FIRST PERSON
Volume 4 Number 5
A Person's Work is Never Done
01 May 1991

In every sphere of life, it seems, women are expected to play a support role, assisting men to occupy more effectively the centre stage.

By JACKIE GOODWIN
I once applied for the post of Personal Assistant to the Director of a national charity. As the job paid less than a corresponding position in a commercial organization, I expected to be asked about my interest in the charity's work.

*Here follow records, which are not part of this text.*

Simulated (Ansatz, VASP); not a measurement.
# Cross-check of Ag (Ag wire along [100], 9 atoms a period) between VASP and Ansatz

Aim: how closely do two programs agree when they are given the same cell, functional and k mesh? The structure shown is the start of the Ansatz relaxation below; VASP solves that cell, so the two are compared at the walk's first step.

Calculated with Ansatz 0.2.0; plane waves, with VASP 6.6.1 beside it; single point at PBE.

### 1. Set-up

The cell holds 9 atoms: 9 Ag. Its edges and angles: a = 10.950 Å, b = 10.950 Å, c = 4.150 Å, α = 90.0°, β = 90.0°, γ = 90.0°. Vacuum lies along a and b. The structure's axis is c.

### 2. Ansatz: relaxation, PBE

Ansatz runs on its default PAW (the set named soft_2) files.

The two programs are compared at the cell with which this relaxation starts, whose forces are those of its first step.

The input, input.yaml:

Not so. After a technical test, the first question from the Director was whether I would be willing to water plants and make coffee. I discovered that his present PA was expected to keep track of his dental appointments and his wife's birthday. I have nothing against plants or coffee, or even dentists, but surely it is a waste for one person's contribution to be limited solely to the role of office-nanny. In the end I wasn't offered the job anyway.

Since the mid-Seventies 40 per cent of the workforce in Britain have been women. Whole areas of work are signed over to them. Ninety per cent of all domestic workers, clerical workers, secretaries, nurses and canteen assistants are women. Ninety per cent of all surgeons, architects, academics and senior bankers, on the other hand, are men.

In every sphere of life, it seems, women are expected to play a support role, assisting men to occupy more effectively the centre stage. You could argue that it is the definition of centre stage that is wrong: that traditionally female roles such as childrearing have farther-reaching effects than any traditionally male occupation. I would agree. But certain aspects of `maleness', whether inherent or acquired, are deified in our Western society. To be successful means to have a job which is high in prestige and pay but also high in pressure.

Perhaps this is why some of the loudest proponents of fulltime mothers and housewives are `successful' men. They rely on their partners for the menial jobs they do not have time to do for themselves. The British politician Shirley Williams commented wryly at a particularly busy time of her career, `What I need is a wife.'

Where have these restricting gender stereotypes in the `Christian' West come from? Not from the Bible. Jesus neither marginalized nor condescended to women. He elevated their status in contemporary society by accepting what they had to give and sometimes comparing this favourably to what men offered. Nor did all Biblical women adopt a traditionally feminine role - there are examples of women prophets, church leaders and financiers.

Job-sharing
In her book What's right with feminism, Elaine Storkey, from whom I have borrowed much including factual data, urges Christians to work for a transformation of our current order. Not to eliminate differences between men and women, but to allow each to contribute and receive according to their individual gifts and personality.

In March I became a mother. If, after my maternity leave, I return to fulltime work outside the home, life promises to be fraught. Many working women's lives are a cycle of tiredness, stress and guilt as they strive for excellence in two jobs at once. If I stay at home fulltime, the prognosis is even worse. One study revealed that 70 per cent of housewives were dissatisfied with their role. The incidence of depression among housebound women is high.

My husband and I would both like to enjoy the care of our daughter and to balance this with part-time work outside the home. My employer readily agreed to my returning to the same post as half of a job share. My husband also works for a sympathetic employer, but his position as a manager means he is unlikely to be able to work less than 28 hours a week.

Men, and women who occupy places in the `male' sphere, are expected to devote themselves exclusively to their careers. Little provision is made for any childcare responsibilities they may have. To take leave at short notice to look after a sick child is regarded as unprofessional. Job-sharing is rare in managerial positions, and men who job-share for a period often find it hard to return to fulltime employment.

The need for new working patterns will become more acute as the prospect of full employment slips further into the distance. Unemployment is all the more devastating for someone whose only contribution to the family is as the breadwinner; just as household tasks can become drudgery if the burden is borne by one partner alone.

The answer is not to create a society of New Men and New Women who rely on the nanny and the cleaning lady for the essential but less `important' roles. We must allow our `male' concept of success to be tempered by `female' qualities such as caring and relationship-building. If we can find ways of breaking down the walls between work, home and children, not only women, but men too, will have the chance to develop fully - in a society which genuinely values all equally.